Pensacola Gulf Red Snapper is a very highly sought after species, both for the table fare and for the thrill of the battle. When you get hooked up with a 15 plus pound snapper you’ve got your hands full. I’m a state licensed boat, so that keeps me inside of the nine mile line. In these waters there is hardly any water more than 75 foot deep. This is where learning how to fish for and catch these fish takes a little finesse, especially on the slick calm days. If there is a wind chop on the water it makes it easier to fool the fish. You can go with the standard Carolina rig using as small of weight as needed to get the bait down at a reasonable rate. Also I’ll tackle up a little – 4 foot of 60 or 80 pound test fluorocarbon leader and a 6/0 inline Gamakatsu Circle hook, add a lively cigar minnow and hang on. Now, on the calm days this is where the finesse part is very important. Tackle down, smaller weights, smaller leader and hooks, 6 to 8 feet of 40 or 50 pound test fluorocarbon leader, 4/0 Gamakatsu inline Circle hooks, start fishing the reef at 100 feet away instead of 50. This gives you a little more room to stop the fish before she makes it back to cover. Next if you can’t get the bites go to a knocker rig – this is where using a good spinning reel and rod is a must. Add a small egg weight on the main line at the hook, pin on a lively cigar minnow and cast it up current and let the current and weight pull the bait freely down toward the reef. Don’t play around here when you get the bite. Work hard to stop the fish, otherwise she will beat you every time! Try these tips and I bet you’ll have better success this season.
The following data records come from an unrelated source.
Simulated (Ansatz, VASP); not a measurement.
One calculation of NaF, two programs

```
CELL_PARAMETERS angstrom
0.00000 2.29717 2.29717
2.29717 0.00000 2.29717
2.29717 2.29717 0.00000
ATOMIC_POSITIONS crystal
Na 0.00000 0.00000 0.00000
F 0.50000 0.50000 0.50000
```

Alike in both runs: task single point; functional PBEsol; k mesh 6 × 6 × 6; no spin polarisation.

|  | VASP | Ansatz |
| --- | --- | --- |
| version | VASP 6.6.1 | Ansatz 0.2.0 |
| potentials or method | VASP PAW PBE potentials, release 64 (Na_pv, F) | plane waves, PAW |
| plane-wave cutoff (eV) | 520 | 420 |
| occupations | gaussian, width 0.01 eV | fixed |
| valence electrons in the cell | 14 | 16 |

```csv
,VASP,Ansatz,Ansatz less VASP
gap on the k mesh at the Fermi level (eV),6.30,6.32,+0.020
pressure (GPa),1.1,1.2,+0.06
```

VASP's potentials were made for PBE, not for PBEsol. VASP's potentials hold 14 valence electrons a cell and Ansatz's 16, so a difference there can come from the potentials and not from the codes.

Next it’s Mackerel time. King and Spanish will be prolific – close in. Start with stocking up the live well with fresh cigar minnows, then head out to the passes and slow troll. Bump troll them around the buoys that have bait hanging around them. I use spinning gear – 4500 size reels and 20 pound test line on 7 foot medium action rods. Add 2 foot of wire leader with a stinger hook and you’ll be successful.
Pensacola Inshore – the Speckled Trout bite is going to be early in the morning. At daylight, I’ll use the dog walking plugs 99% of time. Give it an hour or so then move on to different species. Finding a school of Crevalle Jack is very probable. I’ll keep a couple of rods rigged with a big chugger at the ready. You never know when a school will swim under the boat. Slot Redfish are a staple this time of the year. Once the sun gets overhead the fish will get closer to cover which narrows down the strike zone making it easier to locate the fish. Go with live shrimp, LY’s and small pogies for live bait; plastic shrimp and gold spoons for artificial baits.
June is one of the best months of the year to go fishing. You can just about name a species relevant to our area and go catch it. So get out there and have some fun!